In recent months, stories about children separated from their parents at the U.S. border sparked outrage and demonstrations, including the one that drew thousands of people on Saturday to downtown Minneapolis.
The separation of children and their parents was the result of the controversial “zero-tolerance” policy, which the Trump administration announced in April in response to an increase in Central American migrants seeking asylum in the United States.
Growing political pressure forced President Donald Trump to end the separation policy on June 20 when he signed an executive order that reversed the decision and ordered immigration officers to detain migrant families together. That was not before more than 2,500 migrant children had been separated from their parents at the border, however, a saga that ignited a national uproar from political figures, religious groups and humanitarian agencies.
Now, as the Department of Homeland Security and other federal agencies involved in the separation scramble to reunite families, here’s what you need to know about the origins of the separation policy, what the recent executive order means — and how more separated children could end up in Minnesota:
What’s the difference between unaccompanied migrant children and children who have been separated from their parents at the border?
People often conflate the two, but they are actually two different things. Unaccompanied children are migrants who come to the U.S.-Mexico border without their parents. Oftentimes, they’re seeking to join their parents, siblings or relatives who are already in the United States. Their crossing of the border has remained an ongoing concern for the U.S. government. But the Department of Health and Human Services has an existing policy that provides them with some support as they await legal immigration proceedings.
The issue of the child separations is different. It’s about parents and their children who arrive at the U.S. border together seeking asylum. Under the Trump administration’s zero-tolerance policy in effect earlier this year, American officials intentionally separated those children from their parents while they await immigration proceedings.
What led the Trump administration to implement the zero-tolerance policy?
In the early part of 2018, there was a drastic increase in the number of migrants crossing the border — especially those coming from Honduras, Guatemala and El Salvador. Most of them were women and children, and many of them were escaping gang violence, persecution and other life-threatening circumstances in their home countries. In order to deter these migrants from coming to the U.S., the Trump administration put in place the zero-tolerance policy, which ordered the U.S. Customs and Border Protection (CBP) to separate children from their parents after detaining them at the border.

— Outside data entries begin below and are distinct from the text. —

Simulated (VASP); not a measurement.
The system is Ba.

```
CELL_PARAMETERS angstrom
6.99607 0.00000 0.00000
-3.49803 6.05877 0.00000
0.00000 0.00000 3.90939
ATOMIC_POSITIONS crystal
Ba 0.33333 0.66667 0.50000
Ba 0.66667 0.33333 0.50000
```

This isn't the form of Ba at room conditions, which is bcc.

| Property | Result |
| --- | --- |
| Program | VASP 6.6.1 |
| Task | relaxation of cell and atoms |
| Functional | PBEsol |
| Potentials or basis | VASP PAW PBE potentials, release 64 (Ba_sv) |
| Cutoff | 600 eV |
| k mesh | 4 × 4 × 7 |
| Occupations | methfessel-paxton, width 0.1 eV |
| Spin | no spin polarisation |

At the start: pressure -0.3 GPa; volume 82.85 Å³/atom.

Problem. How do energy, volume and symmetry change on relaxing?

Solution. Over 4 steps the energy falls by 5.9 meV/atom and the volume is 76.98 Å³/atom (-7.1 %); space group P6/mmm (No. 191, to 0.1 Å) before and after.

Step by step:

Before the zero-tolerance policy, how did the government deal with migrant families trying to cross the border?
When migrants arrived at any port of entry along the border, U.S. Customs and Border Protection officers approached and asked them for their documents. If they weren’t U.S. citizens or didn’t have proper documents, officers pulled them aside for questioning. In this process, officers would ask if the migrants were afraid for their lives should they be returned to their country of origin.
If the migrants expressed a fear of returning to their homelands, CBP would hand them over to the Department of Homeland Security’s Immigration and Customers Enforcement, and ICE would then take them to detention centers. The migrants would then start the asylum process, one that consists of multiple interviews, background checks and security screenings. If those migrant families included children, the children would stay with the parents throughout the process, though the proceedings would be expedited.
The asylum seekers would then try to convince immigration judges that they have a credible fear of persecution on account of their race, religion, nationality or political opinion. The government would then either grant them protection or put them in deportation proceedings.
How were things different at the border under the Trump administration’s zero-tolerance immigration policy?
The zero-tolerance policy criminalizes all adult migrants crossing the border — irrespective of whether they’re escaping legitimate fear in their home countries. This means that migrant adults are prosecuted for breaking immigration laws upon entry. And, of course — until a few weeks ago, when the president signed the order that called for the end of the separation policy — the government had separated children from their parents during the process, with the children placed detention facilities and shelters.
How many children had been separated from their parents and how old are they?
The feds separated more than 2,500 children from their parents at the border in the last three months. Their ages range anywhere between nine months and 17 years old. In most cases, however, they’re between 4 and 12 years of age.
Now that the president signed an executive order that ended the separation, what happens to the children already taken away from their parents?
Some of them had already been returned to their families. But most of them still remain under the custody of the Department of Health and Human Services, which is keeping them in detention facilities and shelters scattered in Texas, Virginia, New York, Michigan and other states. Government officials said that they’re working on a plan to reunite the rest of the children with their families. However, it’s unclear how and when they’re going to do that. It’s possible that they’d be reunited with their parents in detention or released to relatives or foster homes across the country. Last week a federal judge in California issued a preliminary injunction ordering that separated children younger than 5 years old must be reunited with their parents within 14 days and children 5 and older must be reunited within 30 days.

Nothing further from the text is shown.